Suggested hyperparameter tuning

This library works best with hyperparameter tuning. Slightly different parameters can give significantly different results.

This is the suggested approach towards hyperparameter tuning:

1. First, tune the architecture hyperparameters n_lags, order, fourier, seasonal_features, cyclic_features, time_features.

   import optuna
   
   def objective(trial):
       n_lags = trial.suggest_int("n_lags", 0, 24)
       order = 0
       fourier = 0
       seasonal_features = trial.suggest_categorical("seasonal_features", [True, False])
       cyclic_features = trial.suggest_categorical("cyclic_features", [True, False])
       time_features = trial.suggest_categorical("time_features", [True, False])
       
       if seasonal_features:
           order = trial.suggest_int("order", 0, 6)
           fourier = trial.suggest_int("fourier", 0, 6)
   
       df = pd.read_parquet("data/delivery_data.parquet")
   
       tsf = TSF(df, "date", "quantity_delivered", "2023-01-01", "2023-12-01", "2024-01-01", "2024-12-01", "D", "M", True, "2018-01-01",  "brand", True, [("2023-01-01", "2023-12-01")])
   
       df, model, total_scores, product_scores = tsf.tsf(n_lags=n_lags, order=order, fourier=fourier, seasonal_features=seasonal_features, cyclic_features=cyclic_features, time_features=time_features)
       
       return total_scores["r2"]
   
   study = optuna.create_study(direction="maximize")
   study.optimize(objective, n_trials=100)
   study.best_trial

   This maximizes r2 score. You can chose to minimize mean absolute arror or optimize any other metric instead.
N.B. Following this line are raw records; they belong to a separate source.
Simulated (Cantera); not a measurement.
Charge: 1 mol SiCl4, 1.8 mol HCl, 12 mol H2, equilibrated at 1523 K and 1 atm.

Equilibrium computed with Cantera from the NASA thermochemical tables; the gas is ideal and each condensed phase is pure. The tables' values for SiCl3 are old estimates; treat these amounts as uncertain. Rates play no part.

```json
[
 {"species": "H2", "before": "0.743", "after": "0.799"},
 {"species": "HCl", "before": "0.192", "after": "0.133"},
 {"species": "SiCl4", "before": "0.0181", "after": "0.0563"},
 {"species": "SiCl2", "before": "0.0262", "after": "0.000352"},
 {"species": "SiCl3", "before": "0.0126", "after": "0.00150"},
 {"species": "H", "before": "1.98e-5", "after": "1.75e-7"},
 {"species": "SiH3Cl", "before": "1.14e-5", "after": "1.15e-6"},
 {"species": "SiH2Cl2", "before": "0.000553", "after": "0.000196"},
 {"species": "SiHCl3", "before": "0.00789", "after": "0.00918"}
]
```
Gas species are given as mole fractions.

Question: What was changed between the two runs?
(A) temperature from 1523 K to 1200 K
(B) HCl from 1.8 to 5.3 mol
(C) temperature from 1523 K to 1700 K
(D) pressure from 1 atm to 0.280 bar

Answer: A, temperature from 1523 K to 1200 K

2. Next, try different models with the optimal architecture and find the best one. Let's say its StackingRegressor with base estimator RandomForestRegressor and final estimator HuberRegressor. Tune hyperparameters of these estimators.

   from sklearn.ensemble import RandomForestRegressor, StackingRegressor
   from sklearn.linear_model import HuberRegressor
   
   def objective(trial):
       n_estimators = trial.suggest_int("n_estimators", 50, 500)
       epsilon = trial.suggest_float("epsilon", 1, 2)
       max_iter = trial.suggest_int("max_iter", 50, 500)
       alpha = trial.suggest_float("alpha", 0.000001, 0.0001)
       
       df = pd.read_parquet("data/delivery_data.parquet")
   
       tsf = TSF(df, "date", "quantity_delivered", "2023-01-01", "2023-12-01", "2024-01-01", "2024-12-01", "D", "M", True, "2018-01-01", "brand", True, [("2023-01-01", "2023-12-01")])
   
       rf = RandomForestRegressor(n_estimators=n_estimators, random_state=42)
       hr = HuberRegressor(epsilon=epsilon, max_iter=max_iter, alpha=alpha)
       model = StackingRegressor(estimators=[("rf", rf)], final_estimator=hr, passthrough=False)
   
       df, model, total_scores, product_scores = tsf.tsf(model, 8, 1, 1, True, True, False)
       return total_scores["r2"]
   
   study = optuna.create_study(direction="maximize")
   study.optimize(objective, n_trials=100)
   study.best_trial

Note that different countries/regions may have different set of optimal hyperparameters and different brands/SKUs within a region may have different optimal hyperparameters.